Microservices: Solving a problem like routing — 2020 update

Robin Glen
YNAP Tech
Published in
10 min readJul 7, 2020

Well, where did those last two years go? Apologies for my tardiness, time really got the better of me. The good news is, we’ve had a further two years of production experience, improving performance, catching bugs, adding features and completely changing our infrastructure.

In the final part of this series I’m going to run a retrospective on Locer (Localisation, Errors and Routing), what went well, what we had to improve and what I would do differently.

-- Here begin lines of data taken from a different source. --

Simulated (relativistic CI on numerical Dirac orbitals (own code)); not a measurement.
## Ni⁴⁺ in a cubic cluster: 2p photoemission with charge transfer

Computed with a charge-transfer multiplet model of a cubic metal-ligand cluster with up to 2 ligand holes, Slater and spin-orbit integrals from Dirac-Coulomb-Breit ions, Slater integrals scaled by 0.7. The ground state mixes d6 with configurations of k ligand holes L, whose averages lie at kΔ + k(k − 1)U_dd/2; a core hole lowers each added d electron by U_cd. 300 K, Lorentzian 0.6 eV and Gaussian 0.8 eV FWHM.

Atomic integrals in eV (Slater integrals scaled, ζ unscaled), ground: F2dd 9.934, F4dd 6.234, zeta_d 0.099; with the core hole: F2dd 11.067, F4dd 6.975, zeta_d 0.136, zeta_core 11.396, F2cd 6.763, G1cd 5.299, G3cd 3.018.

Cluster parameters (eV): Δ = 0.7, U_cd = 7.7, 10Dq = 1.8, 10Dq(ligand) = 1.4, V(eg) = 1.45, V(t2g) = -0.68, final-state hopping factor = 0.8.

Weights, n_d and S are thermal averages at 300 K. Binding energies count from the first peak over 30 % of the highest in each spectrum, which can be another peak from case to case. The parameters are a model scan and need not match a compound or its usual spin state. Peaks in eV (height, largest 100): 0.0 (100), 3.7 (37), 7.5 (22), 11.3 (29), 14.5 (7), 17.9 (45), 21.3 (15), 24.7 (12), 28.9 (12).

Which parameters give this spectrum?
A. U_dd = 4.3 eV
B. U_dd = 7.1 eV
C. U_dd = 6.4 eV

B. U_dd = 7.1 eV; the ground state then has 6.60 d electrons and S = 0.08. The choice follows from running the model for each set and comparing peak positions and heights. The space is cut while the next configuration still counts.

If you have just come into this series I recommend catching up on Part 1 and Part 2 first.

What went well 😃

Locer is now routing frontend requests for the following brands:

It is currently handling an average of half a billion requests a month.

Node

In the conclusion of Part 2 I discuss why we selected Node over Go. There were two main factors in selecting JavaScript:

Contributors
We wanted to make sure developers felt free and empowered contribute to the project. While Go is growing within the company, (thanks to Kubernetes). The team that would use Locer day-to-day are mainly using JavaScript. We wanted to keep the language and tools familiar to eliminate context switching.

Locer has now had 23 different contributors to the core codebase along with 43 submitting changes to configuration and new routing rules. I considered this a huge success.

Performance and scalability
We knew Go would outperform Node but we wanted to make sure our language selection would not become a bottleneck. We needed to ensure the application itself added as little overhead as possible while proxying requests and also following the requirements set out in Part 1.

Locer production averaging 178ms response time over 24 hours

We know through both Jaeger and and also server timing headers how much time of a request consists of network responses from an upstream service and how much is Locer itself.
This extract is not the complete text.